The best of New York Men’s Fashion Week SS18

An eclectic mix


By Su Fen Tan

The best of New York Men’s Fashion Week SS18

A notable debut…

Gustav von Aschenbach

Who is Gustav von Aschenbach? Gustav is the name of the main character in the novel Death in Venice by Thomas Mann, but in fashion context, it is now also the name of Robert Geller’s new line, which just made its debut at New York Men’s Fashion Week. This is Geller’s venture into more commercial fashion, on top of his eponymous label. While the collection did speak of accessibility in terms of price point (the most expensive piece is priced around $500) and wearability (featuring monochromatic outfits with an easy-going, utilitarian vibe), it is no short of quality – the pieces are all made from high-grade Japanese fabrics.


A solid sophomore outing…


In her charming debut last season, Emily Bode transported us to her family home in Cape Cod. This time around, the backdrop of her presentation resembled an attic, or grenier in French—more specifically, the attic at her uncle’s home in the south of France where she spent some summers as a child. The attic is also a space that reminds her uncle’s mother of her happiest memories. The set and the clothes, which featured her signature blend of textures, patterns and antiquity, came together to convey an inviting sense of warmth that is most certainly unique to the young label. 


Riding the waves…


Boss goes easy, breezy, nautical for SS18. “It’s all about lightness of ease,” said designer Ingo Wilts backstage before the show. With that, the usual sharp tailoring is toned down to unconstructed blazers paired with shorts and roomy trousers. The nautical details were mostly subtle, coming through in striped belts, flag prints on the back of technical nylon jackets, and coordinates of the brand’s Columbus Circle store embellished on sack bags. What we’d borrow from the boys: the lightweight trenchcoats and leather macs will sure come in (stylishly) handy when things get a little chilly.


Here to steal the show…

Raf Simons

It was intriguing from the get-go—Raf Simons turned an alley behind a shopping mall in Chinatown, into a Blade Runner-inspired runway. Located under the Manhattan Bridge, the dystopian atmosphere was complete with neon lights, the scent of recently gutted fish, and the subway rumbling overhead. But nothing fazed the crowd, which included the likes of A$AP Rocky, Marc Jacobs, Julianne Moore and Jake Gyllenhaal.
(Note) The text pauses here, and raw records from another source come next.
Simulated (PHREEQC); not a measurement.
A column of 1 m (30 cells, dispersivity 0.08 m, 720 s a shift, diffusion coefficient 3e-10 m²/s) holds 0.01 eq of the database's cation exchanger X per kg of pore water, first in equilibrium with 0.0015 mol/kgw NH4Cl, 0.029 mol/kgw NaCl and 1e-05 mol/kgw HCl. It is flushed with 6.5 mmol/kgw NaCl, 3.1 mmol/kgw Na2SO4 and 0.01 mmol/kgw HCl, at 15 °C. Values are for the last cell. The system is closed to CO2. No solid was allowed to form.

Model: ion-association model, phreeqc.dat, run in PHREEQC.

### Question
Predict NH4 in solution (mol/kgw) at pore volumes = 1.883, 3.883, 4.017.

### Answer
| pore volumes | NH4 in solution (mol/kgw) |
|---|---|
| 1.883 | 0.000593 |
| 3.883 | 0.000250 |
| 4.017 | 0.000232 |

“There were a lot of things that go back to my early days and why we started doing the things we did,” says Simons. “There were strong music references from the past [juxtaposed] and taken out of context. It was about movies, Blade Runner, it’s about cultures sliding together, Asian culture, cultures of the West. There was more of a new wave punk attitude.” Simons partnered with artist Peter Saville once again, featuring vintage New Order and Joy Division graphics on both the set and the clothes. The opening ensemble of a hyper-sized black rubber trenchcoat paired with rain boots and an umbrella set the tone for the looks to come. Cocooning coats, slouchy suits, baggy culottes, as well as draped blazers and sweaters made the bulk of the collection, a cinematic collection that sang of attitude and eclectic energy as only Simons can conjure.